The XX Factor

Romeo and Juliet Is a Terrible Play, and David Leveaux Can’t Change That

Condola Rashad will play Juliet on Broadway.

Photo by Ilya S. Savenok/Getty Images

A new, interracial production of Romeo and Juliet arrives on Broadway this September, starring Orlando Bloom and Condola Rashad.* Director David Leveaux decided to cast the lovers’ families in alignment with their races, resulting in a much more diverse production. So why am I not cheering?

Because, despite the fact that its latest staging features a 36-year-old actor and a 26-year-old actress, Romeo and Juliet—a play about children—is full of terrible, deeply childish ideas about love. And as much as I want to see more interracial couples in pop culture and more diverse casts on stage and screen, I don’t want to see them cast in material that is so horribly depressing.

Romeo and Juliet itself hasn’t aged well. The story follows Juliet Capulet, who is 13 when she meets Romeo Montague at a party, falls head over heels in love with him, and marries him within a day of meeting him. Romeo’s age isn’t specified in the play, but the quickness with which he throws over a former flame for Juliet doesn’t suggest a particularly mature man. Maybe this works on the page, when we’re not forced to watch actors and actresses who are clearly in their 20s and 30s behave like early teenagers. But the effect is embarrassing and unsettling for today’s theater audiences, perhaps already fretting over suspended adolescence and stunted millenials.
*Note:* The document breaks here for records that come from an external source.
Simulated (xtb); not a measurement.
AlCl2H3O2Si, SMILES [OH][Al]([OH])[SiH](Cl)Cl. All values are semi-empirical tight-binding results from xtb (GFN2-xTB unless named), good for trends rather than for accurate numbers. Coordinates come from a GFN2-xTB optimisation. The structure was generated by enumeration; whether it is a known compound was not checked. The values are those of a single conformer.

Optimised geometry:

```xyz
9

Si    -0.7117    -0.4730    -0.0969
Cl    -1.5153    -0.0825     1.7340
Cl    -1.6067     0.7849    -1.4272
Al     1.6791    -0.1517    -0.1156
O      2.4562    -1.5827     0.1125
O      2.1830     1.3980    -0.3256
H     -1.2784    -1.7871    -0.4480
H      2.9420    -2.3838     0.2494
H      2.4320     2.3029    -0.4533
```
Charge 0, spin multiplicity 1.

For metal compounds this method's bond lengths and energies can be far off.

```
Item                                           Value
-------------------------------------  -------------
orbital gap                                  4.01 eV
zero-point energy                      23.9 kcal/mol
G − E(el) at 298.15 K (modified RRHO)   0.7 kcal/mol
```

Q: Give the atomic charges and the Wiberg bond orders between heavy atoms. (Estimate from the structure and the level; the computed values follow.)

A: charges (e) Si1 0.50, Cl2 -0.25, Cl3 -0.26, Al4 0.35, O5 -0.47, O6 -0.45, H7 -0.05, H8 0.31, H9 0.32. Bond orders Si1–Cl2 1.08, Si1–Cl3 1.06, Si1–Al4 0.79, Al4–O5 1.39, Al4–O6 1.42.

Update the play to match the aged-up actors in the two main roles, and the plot still doesn’t make a lot of sense. Why are the families fighting? What was the inciting incident? The absence of a reason does mean that adaptations can fill in space that Shakespeare left behind, making the warring parties Puerto Rican and Polish-American, for instance, or Israeli and Palestinian. But even then, having the two lovers kill themselves through a series of misunderstandings doesn’t translate well in a setting that takes any sort of modern communications for granted. And it’s hard to believe the couple, no matter how lovelorn, would lack the patience to wait 24 hours to get hitched—not to mention the savvy to check up on a bad report from Verona.

But beyond that, the vision of Romeo and Juliet’s deaths uniting their families is an adolescent fantasy of death solving all problems, a “won’t they miss me when I’m gone” pout. There’s a reason that, in the best modern riff on Romeo and Juliet, West Side Story, Maria lives after Tony’s death to shame the Sharks and the Jets, her survival a seal on the truce between them. Dying is easy. Living to survive the consequences of your actions and to do the actual work of reconciliation is the hard part. An interracial Romeo and Juliet is nice, but black actors and actresses deserve richer roles than Romeo and Juliet.

Correction, April 3, 2012: Due to an editing error, this post originally referred to Leveaux’s production as “race-blind.” A more apt term is interracial, as actors’ races were taken into account during casting.